DATE: January 23, 2018

SNIP: Mountain glaciers around the world, from the Himalayas to the Andes, are shrinking in the face of climate change—and that could pose a major threat to water resources for nearby communities.

These mountain glaciers are important resources for human settlements. Glacial runoff, especially during the spring and summer, can provide a critical source of fresh water downstream.

But in a new modeling study of 56 glacier drainage basins worldwide, roughly half the studied sites have already reached a kind of tipping point—after which the amount of fresh water that runs off each year begins to decline.

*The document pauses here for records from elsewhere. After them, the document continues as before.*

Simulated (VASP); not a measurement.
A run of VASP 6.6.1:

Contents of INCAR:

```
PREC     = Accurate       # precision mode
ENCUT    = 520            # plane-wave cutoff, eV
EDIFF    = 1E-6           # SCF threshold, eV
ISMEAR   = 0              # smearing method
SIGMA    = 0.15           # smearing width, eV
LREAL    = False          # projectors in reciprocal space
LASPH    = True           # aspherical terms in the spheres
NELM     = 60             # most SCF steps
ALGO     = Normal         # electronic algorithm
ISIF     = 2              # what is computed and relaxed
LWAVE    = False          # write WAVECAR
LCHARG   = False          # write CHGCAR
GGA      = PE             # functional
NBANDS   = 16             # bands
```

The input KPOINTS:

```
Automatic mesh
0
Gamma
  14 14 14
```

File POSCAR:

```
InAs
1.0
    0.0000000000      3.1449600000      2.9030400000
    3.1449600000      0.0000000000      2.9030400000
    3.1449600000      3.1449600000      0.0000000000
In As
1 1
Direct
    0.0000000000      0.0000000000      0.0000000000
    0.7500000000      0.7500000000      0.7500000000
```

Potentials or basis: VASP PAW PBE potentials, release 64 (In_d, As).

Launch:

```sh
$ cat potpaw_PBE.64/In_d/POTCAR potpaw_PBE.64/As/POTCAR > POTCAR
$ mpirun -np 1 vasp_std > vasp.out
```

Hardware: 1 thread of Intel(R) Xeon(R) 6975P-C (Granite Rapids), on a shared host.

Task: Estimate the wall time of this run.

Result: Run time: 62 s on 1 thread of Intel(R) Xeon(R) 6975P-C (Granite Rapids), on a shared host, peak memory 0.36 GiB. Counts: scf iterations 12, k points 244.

“As glaciers recede, water is released from long-term glacial storage,” the researchers note in the paper, which was published yesterday in the journal Nature Climate Change. “Thus, annual glacier runoff volume typically increases until a maximum is reached, often referred to as ‘peak water.'” After this point is reached, they note, the amount of annual runoff begins to decline again.

Now, scientists are increasingly aware that mountain glaciers—like mountain snowpack—are growing more vulnerable to the influence of climate change. Yesterday’s study suggests that total glacier volume across all the investigated basins will decrease by about 43 percent by the year 2100, even if the world takes serious steps to mitigate climate change. Under a more severe “business-as-usual” trajectory, in which greenhouse gas emissions continue unabated into the future, these total declines could be as high as 74 percent.